On 8/7/25 02:40, Greg Troxel wrote:
PHO <pho%cielonegro.org@localhost> writes:Perhaps the ${WRKDIR} pointing to /tmp is what is triggering the bug? I would love to test my hypothesis but I'm really busy right now. I hope I can do it after a few days or a week, and hope I can track down the real cause.That seems like a good guess. There are known problems on mac, not about haskell, when $CWD and `pwd -P` do not match. I wonder if there is an attempt to filter out rpath that matches WRKDIR and it's not matching on symlinks.
My guess was correct. Setting WRKOBJDIR to /tmp, or any directories under /tmp, triggers the bug.
Some Haskell modules are internally split into several internal libraries, and each library is built as a regular shared library (.so or .dylib). It appears Cabal, the module build system, has a bug that I haven't been aware of. Suppose a module consists of 3 libraries A, B, and C. If B depends on A, the system correctly injects an rpath to the installation directory of A into B. But if C depends on B, it injects an rpath to the installation directory of B and another rpath to the *build* directory of A into C, which is very wrong.

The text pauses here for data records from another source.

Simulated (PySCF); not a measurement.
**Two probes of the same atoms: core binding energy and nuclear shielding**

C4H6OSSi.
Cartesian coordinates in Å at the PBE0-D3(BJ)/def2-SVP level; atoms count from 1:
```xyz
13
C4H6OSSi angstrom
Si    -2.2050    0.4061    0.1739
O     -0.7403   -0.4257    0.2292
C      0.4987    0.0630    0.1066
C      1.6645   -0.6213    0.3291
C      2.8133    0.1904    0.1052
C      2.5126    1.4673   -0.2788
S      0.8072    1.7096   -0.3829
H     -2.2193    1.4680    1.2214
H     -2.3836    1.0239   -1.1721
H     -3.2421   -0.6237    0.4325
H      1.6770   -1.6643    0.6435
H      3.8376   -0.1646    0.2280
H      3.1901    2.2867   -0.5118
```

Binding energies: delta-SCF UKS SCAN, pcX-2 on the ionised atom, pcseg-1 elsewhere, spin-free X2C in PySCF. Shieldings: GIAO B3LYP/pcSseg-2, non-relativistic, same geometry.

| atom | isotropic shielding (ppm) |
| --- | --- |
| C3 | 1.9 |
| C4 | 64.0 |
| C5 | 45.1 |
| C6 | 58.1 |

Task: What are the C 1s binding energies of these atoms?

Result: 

However, the bug doesn't rise up to the surface in the default setup because our {c,}wrappers removes -Wl,-rpath to the build directory. It only becomes a problem when WRKOBJDIR is somewhere under /tmp because our mk/haskell.mk does this:
# When a Template Haskell splice is to be evaluated by a dynamically-linked # GHC, it first compiles the splice and creates a .so file like # /tmp/ghc_XXXX/libghc_XX.so, then it dlopen's it. When the source file # contains more than one splice, subsequent splices will refer to previous # ones via "-L/tmp/ghc_XXXX -Wl,-rpath,/tmp/ghc_XXXX -lghc_XX". This means # /tmp/ghc_* must be protected from getting removed by our wrappers. We # also want to be explicit about the path to be chosen for temporary files. CONFIGURE_ARGS+= --ghc-options=-tmpdir\ ${TMPDIR:U/tmp:Q} BUILDLINK_PASSTHRU_DIRS+= ${TMPDIR:U/tmp:S,/$$,,}
Template Haskell is like CPP macro but is far more powerful. It is a snippet of code written in Haskell itself which manipulates and/or generates some Haskell AST. Those snippets are compiled and executed during build.
One way to work around the bug is to use something like /tmp/ghc as the temporary directory for Template Haskell so that it won't be a parent of WRKOBJDIR, but this of course isn't a proper fix. So I'm trying to track down the root cause now...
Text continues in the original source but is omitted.